Summary
The PR under review attempts to make progress towards the age-old problem of submodule imports, specifically with regards to their treatment by the rule unused-import (F401).
Some related issues:
Prior art:
- [pyflakes] Fix check of unused imports #13965
- Consider submodule imports to detect unused imports #5010
- Consider submodule imports to detect unused imports #5011
- Handle multiple unused submodule imports #666
One distinguishing feature of this PR is that we have attempted to be less ambitious in the hopes that this will improve the chances of landing nonzero progress into main.
What the People Want
Users expect to see the following behavior in these common situations:
# Example 1 import a # ok import a.b # F401: unused-import a.foo()
# Example 2 import a # F401: unused-import import a.b # ok a.b.bar()
# Example 3 import a # ok import a.b # ok a.foo() a.b.bar()
The following situations are unintuitive to users, but are valid Python and we are probably forced to proceed as indicated:
# Example 4 import a.b # ok a.foo()
# Example 5 import a.b # F401: unused-import import a.c # ok a.x.baz()
The goal of this PR is to modify the implementation of unused-import to match this expectation.
Modeling the Python in Users' Brains
Given the expected behavior above, how might a typical user be modeling Python in their minds? One possibility is as follows. Upon seeing the statement:
the user thinks:
[User]: We have made available the symbol
a, which is a module, but we are only allowed to access members of this module that have the forma.b.*.
This happens to be incorrect. Rather than restrict what is available to access on a, the opposite happens:
[Python]: We have executed the equivalent of the statement
import a, and, in particular, can access any top-level member ofamade available by this import. We then import the submoduleb, making possibly even more members available.

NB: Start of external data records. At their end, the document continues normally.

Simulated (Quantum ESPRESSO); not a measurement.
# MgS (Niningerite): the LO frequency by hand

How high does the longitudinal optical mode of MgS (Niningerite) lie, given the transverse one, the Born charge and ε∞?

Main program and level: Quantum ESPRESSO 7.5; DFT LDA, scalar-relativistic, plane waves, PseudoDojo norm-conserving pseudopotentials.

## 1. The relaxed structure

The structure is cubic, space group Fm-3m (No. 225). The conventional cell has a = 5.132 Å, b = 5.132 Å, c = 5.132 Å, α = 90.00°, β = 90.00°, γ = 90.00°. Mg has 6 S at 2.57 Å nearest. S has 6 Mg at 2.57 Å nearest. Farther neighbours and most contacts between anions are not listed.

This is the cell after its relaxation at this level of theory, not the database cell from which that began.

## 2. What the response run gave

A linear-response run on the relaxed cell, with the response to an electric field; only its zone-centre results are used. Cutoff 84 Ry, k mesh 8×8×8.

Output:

Similarly, when this user sees:
import a import a.b a.foo() a.b.bar()
they think:
[User] The line
a.foo()is only allowed because of the first import. So that is definitely needed. The second import may or may not be needed depending on whethera/__init__.pyimportsb.
when really the opposite is true:
[Python] The first import is totally redundant and is not used. The call
a.foo()references the symbolathat is being loaded in on the second line.
These views are actually incompatible, so it is not possible to model the user's mind without running afoul of Examples 4 and 5 above.
The Worst of Both Worlds
To model both the behavior that the user expects and the unintuitive behavior that Python allows, we adopt an approach I'll call "Thanks I Hate It (TIHI)". It is the worst of both worlds, and it alters how we think about accessing members of a module. Again we will consider the example:
import a import a.b a.foo() a.b.bar()
[TIHI]: Following Python, the import statements both make available the symbol
aand all of it's top-level members. The second import statement also makes available the members of the forma.b.*. However, the attribute calla.foowill accessavia the first import statement and the calla.b.barwill accessa.bvia the second.
In general the TIHI model will resolve an attribute load of the form a.a1...an (for a module a) by:
- Finding the maximum prefix match amongst all available
import statementsimport a.b1...bm, - Among these, finding those of minimal path-length, and
- Adding a reference to the binding created by the nearest
of these.
What we actually do
Rather than force Ruff's semantic model to be incorrect by actually implementing TIHI, we hack TIHI into the logic of unused-import itself. Doing this is somewhat awkward due to the nature of the implementation of unused-import.
Let me briefly review the current implementation and then explain what we do differently.
Current implementation
After having the semantic model visit the entire module, we look at the current live import bindings that have no references. There are various other filters and logic then applied, but our essential starting bucket for this rule consists of that: bindings to import statements that are live at the end of the file and have no references.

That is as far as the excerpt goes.